Skip to main content

Simple tools for logging experiments in algorithm engineering

Project description

AeMeasure - A macro-benchmarking tool with a serverless database

This module has been developed to save (macro-)benchmarks of algorithms in a simple and dynamic way. The primary features are:

  • Saving metadata such as Git-Revision, hostname, etc.
  • No requirement of a data scheme. This is important as often you add additional feature in later iterations but still want to compare it to the original data.
  • Compatibility with distributed execution, e.g., via slurm. If you want to use multi-processing, use separate MeasurementSeries.
  • Easy data rescue in case of data corruption (or non-availability of this library) as well as compression.
    • Data is saved in multiple json files (coherent json is not efficient) and compressed as zip.
  • Optional capturing of stdin and stdout.

You can also consider this tool as a simple serverless but NFS-compatible object database with helpers for benchmarks.

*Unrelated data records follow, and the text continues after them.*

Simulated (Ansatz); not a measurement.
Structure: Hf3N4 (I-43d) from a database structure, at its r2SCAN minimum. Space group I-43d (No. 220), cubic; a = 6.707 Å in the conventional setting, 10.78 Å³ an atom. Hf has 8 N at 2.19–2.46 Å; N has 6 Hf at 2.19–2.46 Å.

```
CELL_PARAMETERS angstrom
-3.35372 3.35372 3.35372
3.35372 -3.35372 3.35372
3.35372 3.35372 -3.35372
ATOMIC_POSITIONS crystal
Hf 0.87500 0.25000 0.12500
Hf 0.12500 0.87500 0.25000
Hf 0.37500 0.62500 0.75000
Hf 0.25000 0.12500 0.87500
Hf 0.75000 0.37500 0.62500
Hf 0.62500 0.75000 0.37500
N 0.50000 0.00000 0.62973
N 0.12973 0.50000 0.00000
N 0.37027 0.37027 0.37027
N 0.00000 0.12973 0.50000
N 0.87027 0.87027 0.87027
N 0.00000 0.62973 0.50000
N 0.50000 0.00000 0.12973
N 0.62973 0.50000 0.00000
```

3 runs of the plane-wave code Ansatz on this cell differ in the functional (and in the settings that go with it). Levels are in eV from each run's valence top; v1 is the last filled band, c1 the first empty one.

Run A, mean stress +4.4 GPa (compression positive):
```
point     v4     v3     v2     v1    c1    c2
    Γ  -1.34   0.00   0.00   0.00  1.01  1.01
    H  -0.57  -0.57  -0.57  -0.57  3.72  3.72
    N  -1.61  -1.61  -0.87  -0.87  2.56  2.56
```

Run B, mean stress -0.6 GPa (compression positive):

The motivation for this tool came from the need to quickly compare different optimization models (MIP, CP, SAT, ...) and analyze their performance. Here it is more important to save the context (parameters, revision,...) than to be precise to a millisecond. If you need very precise measurements, you need to look for a micro-benchmarking tool. This is a macro-benchmarking tool with a file-based.

A simple application that runs an algorithm for a set of instances and saves the results to ./results could look like this:

from aemeasure import MeasurementSeries

# cache=True will only write the results at the end.
with MeasurementSeries("./results", cache=True) as ms:
    for instance in instances:
        with ms.measurement() as m:
            m["instance"] = str(instance)
            m["size"] = len(instance)
            m["algorithm"] = "fancy_algorithm"
            m["parameters"] = "asdgfdfgsdgf"
            solution = run_algorithm(instance)
            m["solution"] = solution.to_json_dict()
            m["objective"] = 42
            m["lower_bound"] = 13
            m.save_metadata()

You can then parse the database as pandas table via

from aemeasure import read_as_pandas_table

table = read_as_pandas_table("./results", defaults={"uses_later_added_special_feature": False})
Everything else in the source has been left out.